In an evening of contrast, colour and laughs, Reportage by Getty Images showcased two of their key talents, Peter Dench and Tom Stoddart.

After reviewing portfolios at Getty's Open Edit with his team all day, Vice President of Getty Images Aidan Sullivan introduced the evening with a short overview of the kind of work Reportage by Getty Images engages in. He explained that Reportage, five years old this September, is an autonomous agency within Getty and was launched as:

"an agency [to] represent what we believe to be some of the finest photojournalists working today. We set about creating this website, bringing in the photographers, and I'm very privileged to work with not only some of the greatest photographers around today, but also the greatest editors, many of them are here this evening. It's a joy to work with them and share their passion, and it is real passion."

Peter Dench demonstrated some of that passion as he took the audience through a sample of images featured in his crowd-funded book England Uncensored

"I think it's appropriate that Tom is here giving a talk tonight as well, because visually we're both very, very different, but I think we still share the same drive and enthusiasm to tell an engaging story through our photographs."

Dench's playful delivery buoyed the audience along as he provided an irreverent look at this green and pleasant land and its relationship with getting pissed. Full of bright colour, Dench made a point of contrasting his work with Stoddart's:

"When I joined IPG Tom [...] gave me some advice. He said "Peter, if you photograph a woman in a yellow dress, all you see is the yellow dress, but if you photograph her in black and white, you see her soul". After I'd wiped up the wine I'd splattered down my top I said "Tom, you're wasting your breath, all I see is a picture without colour."

The widely respected Tom Stoddart, who has worked with Aidan Sullivan for 35 years, also picked up on Sullivan's comments about passion.

"It's the one thing that I think that people trying to get into the industry don't really understand. This is not a job, it's an existence."

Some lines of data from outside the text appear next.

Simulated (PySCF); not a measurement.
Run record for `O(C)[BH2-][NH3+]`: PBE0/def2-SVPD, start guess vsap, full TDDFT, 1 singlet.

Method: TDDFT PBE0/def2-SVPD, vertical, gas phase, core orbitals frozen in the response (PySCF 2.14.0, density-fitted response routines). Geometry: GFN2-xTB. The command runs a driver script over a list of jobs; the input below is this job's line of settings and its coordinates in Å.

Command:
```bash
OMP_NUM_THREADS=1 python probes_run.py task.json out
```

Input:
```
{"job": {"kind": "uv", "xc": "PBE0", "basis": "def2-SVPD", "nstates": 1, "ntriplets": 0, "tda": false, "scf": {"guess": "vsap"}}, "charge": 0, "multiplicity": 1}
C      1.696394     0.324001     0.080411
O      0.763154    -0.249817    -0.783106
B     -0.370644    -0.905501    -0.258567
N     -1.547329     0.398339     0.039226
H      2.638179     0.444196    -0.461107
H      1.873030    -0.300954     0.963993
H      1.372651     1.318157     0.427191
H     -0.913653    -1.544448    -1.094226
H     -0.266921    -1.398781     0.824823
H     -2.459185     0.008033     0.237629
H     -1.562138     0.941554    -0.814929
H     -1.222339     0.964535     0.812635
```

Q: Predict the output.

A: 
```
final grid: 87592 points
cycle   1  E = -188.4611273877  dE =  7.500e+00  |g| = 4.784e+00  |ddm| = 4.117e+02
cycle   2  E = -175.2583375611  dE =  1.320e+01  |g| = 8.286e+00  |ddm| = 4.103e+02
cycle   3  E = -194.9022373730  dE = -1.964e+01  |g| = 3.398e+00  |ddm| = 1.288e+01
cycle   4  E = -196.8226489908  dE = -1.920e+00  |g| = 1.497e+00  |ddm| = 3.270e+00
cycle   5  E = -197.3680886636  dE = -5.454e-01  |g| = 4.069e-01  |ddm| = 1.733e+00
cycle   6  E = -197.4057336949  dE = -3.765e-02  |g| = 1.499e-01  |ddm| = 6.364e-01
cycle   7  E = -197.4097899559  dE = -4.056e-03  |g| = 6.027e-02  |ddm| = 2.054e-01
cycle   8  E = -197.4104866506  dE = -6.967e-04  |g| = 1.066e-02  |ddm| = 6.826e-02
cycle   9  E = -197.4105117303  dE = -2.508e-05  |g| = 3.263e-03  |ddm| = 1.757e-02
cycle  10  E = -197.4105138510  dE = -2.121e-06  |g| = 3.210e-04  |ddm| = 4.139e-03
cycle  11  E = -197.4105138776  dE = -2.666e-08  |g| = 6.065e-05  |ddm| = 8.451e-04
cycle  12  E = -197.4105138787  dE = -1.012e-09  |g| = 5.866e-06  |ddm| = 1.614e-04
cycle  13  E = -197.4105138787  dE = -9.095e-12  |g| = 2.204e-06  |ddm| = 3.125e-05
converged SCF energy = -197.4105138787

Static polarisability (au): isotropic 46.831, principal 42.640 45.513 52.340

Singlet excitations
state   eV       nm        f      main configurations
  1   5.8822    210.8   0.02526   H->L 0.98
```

Referencing the great Don McCullin, who had popped by the Club earlier, and his commitment to photography still at the age of 75, underlined his point.

Like McCullin, Stoddart is known for his images of war and human suffering. Stoddart's Perspectives exhibition, featuring classic images of disasterous world events he has covered over the years, opens on the 25th of July to highlight the International Committee of the Red Cross's Healthcare in Danger campaign.

While speaking of going back to Sarajevo to meet the Bosnian war's survivors who he had photographed, Stoddart said:

"It's great- it's not very often you get the chance to square the circle in our work, you're normally in someone's face for 5/100th of a second- I once worked out that I probably worked only 2 minutes in my life"

Stoddart's work couldn't be more different from Dench's, but Sullivan pointed out that they are both storytellers with serious messages behind their work. A true showcase for Reportage, the evening demonstrated how varied their stories can be and the breadth of subject-matter photojournalism can cover.